Is this really true??
Let's take a look at some things and try to logically pick this apart.
In any voluntary economic exchange, an advantage accrues to both parties. That is, both the business owner and the worker will benefit. Now, if these persons who are being discriminated against really have so much to contribute, then it is the business owner who is losing out. Isn't that true?
The business owner should have an innate economic incentive not to discriminate against job applicants if they have more to contribute.
Now, let's turn around and analyze this from the perspective of the workers. I mean, maybe after all the way discrimination costs the economy really has nothing to do with what they are contributing to employers.
The claim here that discrimination will "cost the economy billions" might be based on the simple idea that if a person does not get hired to a higher paying job, because of discrimination, then that is money lost to the economy.
But it doesn't take but a brief logical look at this to understand that that's not true.
"Discrimination" normally implies that someone else got that job instead. So aren't we really talking about the same amount of money in the economy? It would just have to do with who gets that money. (which is another debatable issue, but one that we are not going to look at here)
Now something else I cannot understand, that seems very fundamentally inconsistent, is that this idea that discrimination hurts a segment of the population, necessarily seems to be based on the premise that there are "only so many of the good-paying jobs" in the economy.
But this same group of intellectuals claiming that discrimination costs the economy, are also the same group who claim that immigration is beneficial to the economy, claiming that people create jobs, and that it is not a zero sum game. But how in the world are these two different views possibly consistent? You're claiming there are not enough of the good jobs, so we need to make sure certain groups of people don't get discriminated against, but at the same time you claim there are absolutely no worries about bringing in more people, because they are automatically going to create as many new good jobs as they take.

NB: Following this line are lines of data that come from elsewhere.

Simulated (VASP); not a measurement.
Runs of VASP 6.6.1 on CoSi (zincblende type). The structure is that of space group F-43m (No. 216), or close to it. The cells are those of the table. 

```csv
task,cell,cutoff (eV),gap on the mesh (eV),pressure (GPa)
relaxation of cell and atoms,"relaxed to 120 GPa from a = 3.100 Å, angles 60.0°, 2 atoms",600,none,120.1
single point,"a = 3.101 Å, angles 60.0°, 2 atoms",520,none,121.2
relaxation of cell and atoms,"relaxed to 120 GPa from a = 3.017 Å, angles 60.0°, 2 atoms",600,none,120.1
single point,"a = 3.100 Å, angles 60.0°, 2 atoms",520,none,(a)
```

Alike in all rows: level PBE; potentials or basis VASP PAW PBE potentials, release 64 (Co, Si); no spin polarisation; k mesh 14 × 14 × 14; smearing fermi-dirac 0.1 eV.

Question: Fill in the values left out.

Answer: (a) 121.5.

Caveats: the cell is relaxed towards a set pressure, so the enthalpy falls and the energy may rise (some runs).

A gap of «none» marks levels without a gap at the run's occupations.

This seems very wishful thinking at best, intellectually dishonest at worst. Like these economic theorists want to have their cake and eat it too. You can't claim both and be consistent about it.
Either raising the level of immigration will result in less opportunity for everyone else, or there should be no worries about minorities being discriminated against, because there will inherently be plenty of other equally good opportunities elsewhere.
This all to me seems like just another hair-brained claim.
I am writing this little thread so that, whenever someone anywhere else makes this claim, I can link back to here. Will save me having to write out a long explanation and derailing that other thread.